A Question of Ethics

Published October 13, 2009

A reporter recently called me to ask for comment on a news item that I found shocking It concerned a St. Louis law firm that sued one of its former associates, alleging that the attorney secretly signed up and hid clients from the firm and prevented it from collecting possibly millions in attorneys’ fees. It has been years since I’ve heard of someone attempting to commit fraud like this, but in today’s economic conditions, with more lawyers more frightened than ever about their futures, it may not be the last such incident.

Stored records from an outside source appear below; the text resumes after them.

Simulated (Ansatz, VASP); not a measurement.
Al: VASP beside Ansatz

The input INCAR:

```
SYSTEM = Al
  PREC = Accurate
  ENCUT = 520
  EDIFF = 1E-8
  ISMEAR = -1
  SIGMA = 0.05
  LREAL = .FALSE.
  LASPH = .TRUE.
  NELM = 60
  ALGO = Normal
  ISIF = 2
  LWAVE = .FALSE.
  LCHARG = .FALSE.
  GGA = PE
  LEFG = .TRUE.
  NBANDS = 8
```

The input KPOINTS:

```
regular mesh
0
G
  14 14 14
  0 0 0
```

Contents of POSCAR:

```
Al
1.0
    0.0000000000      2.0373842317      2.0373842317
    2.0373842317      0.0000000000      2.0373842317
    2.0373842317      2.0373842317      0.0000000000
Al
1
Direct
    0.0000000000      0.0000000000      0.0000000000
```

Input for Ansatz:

Such conduct can potentially involve a host of ethical lapses: the theft of property, breach of duty of loyalty to the employer, moral turpitude and more. Interestingly, none of these are specifically singled out in the ABA’s Rule of Professional Conduct 8.4, which governs misconduct. However, the ABA’s commentary on that rule is highly instructive:

Many kinds of illegal conduct reflect adversely on fitness to practice law, such as offenses involving fraud and the offense of willful failure to file an income tax return. However, some kinds of offenses carry no such implication. Traditionally, the distinction was drawn in terms of offenses involving “moral turpitude.” That concept can be construed to include offenses concerning some matters of personal morality, such as adultery and comparable offenses, that have no specific connection to fitness for the practice of law. Although a lawyer is personally answerable to the entire criminal law, a lawyer should be professionally answerable only for offenses that indicate lack of those characteristics relevant to law practice. Offenses involving violence, dishonesty, breach of trust, or serious interference with the administration of justice are in that category. A pattern of repeated offenses, even ones of minor significance when considered separately, can indicate indifference to legal obligation.

From this it’s just a short step to the recent announcement that Florida’s Bar Board of Bar Examiners, through its Character and Fitness Commission, will examine applicants’ Facebook and MySpace websites under certain circumstances, such as when the Bar is notified of previous evidence of substance abuse. The fact is that no one is invisible on the Internet. Social networking sites are public and no permission is required to review such public pronouncements, whether for initial application to the Bar or even license recertification. And this does not even take into account what an opposing counsel might do with the information.

From fraud in client billing to a flippant reference about drug or alcohol use on a personal web page might seem like quite a stretch, but all come under the heading of moral turpitude. Is it so far from this to “temporarily borrowing” from client trust funds to pay a bill?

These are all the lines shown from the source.